Introduction
Entry Processors (EP) allow you to create/update/delete a single cache entry at a time in a guaranteed atomic operation. What if you want to write an application that mutates multiple cache entries at a time in an atomic operation via an EP, and additionally you want to do this over multiple caches?
This is now possible in Coherence 3.7, which introduced the concept of ‘Partition Level Transactions’. This allows you to insert/update/mutate multiple cache entries in the same partition, via an Entry Processor (EP), in a single atomic operation.
When you run a “normal” Entry Processor (EP) against an entry you get a couple of things for “free”:
- Guaranteed once and only once execution of the EP against the data. On a node failure during execution if the EP did not complete, it will be re-executed on the primary copy of the data when the data is recovered.
- Implicit concurrency control while executing the EP. This ensuring only one EP can ever be executing against a particular key at a time. Lock free processing, very powerful.
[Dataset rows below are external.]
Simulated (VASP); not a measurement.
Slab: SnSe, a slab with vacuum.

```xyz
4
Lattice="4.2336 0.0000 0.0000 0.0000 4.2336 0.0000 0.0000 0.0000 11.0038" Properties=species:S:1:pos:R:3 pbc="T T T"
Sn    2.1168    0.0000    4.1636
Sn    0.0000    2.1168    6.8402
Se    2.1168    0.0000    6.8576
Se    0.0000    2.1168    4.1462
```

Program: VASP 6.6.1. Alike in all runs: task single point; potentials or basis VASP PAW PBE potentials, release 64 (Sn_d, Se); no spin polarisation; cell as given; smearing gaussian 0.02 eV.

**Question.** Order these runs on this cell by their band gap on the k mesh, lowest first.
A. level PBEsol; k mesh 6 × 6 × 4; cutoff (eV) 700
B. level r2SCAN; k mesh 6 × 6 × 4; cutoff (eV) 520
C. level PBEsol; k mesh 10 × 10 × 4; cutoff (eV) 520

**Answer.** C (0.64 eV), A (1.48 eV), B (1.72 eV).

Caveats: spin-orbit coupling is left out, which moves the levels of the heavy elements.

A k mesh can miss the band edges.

Using Partition Level Transactions
In 3.7 you can now use BackingMapContext.getBackingMapEntry() to access another cache and any mutations will be added to the EP’s ‘sandbox’ of changes that will be guaranteed to be saved as an atomic operation. The pre-requisites for this are:
- The caches must belong to the same service.
- They must exist in the same partition. This is achieved by using data affinity. See Here for more information.
- You must ensure you do not access the keys out of order and cause a deadlock, although the sandbox will detect this and throw an exception.
It was possible to update multiple entries prior to 3.7 by accessing the BackingMap directly, but the atomic operation only covered the key you were updating, not the direct accesses to a different BackingMap.
See this video, which has a good explanation of this feature.
The Example
Consider the use-case where we have a Customer object with an order total attribute and a Order object that belongs to a customer and has an order total. What we want to be able to do is to insert the new order and at the same time ensure that the order total on the Customer object is always updated to reflect the new total.
Firstly we need our Order and Customer objects. As specified above we need to use data affinity (KeyAssociation) to ensure that all orders for a given customer exist in the same partition.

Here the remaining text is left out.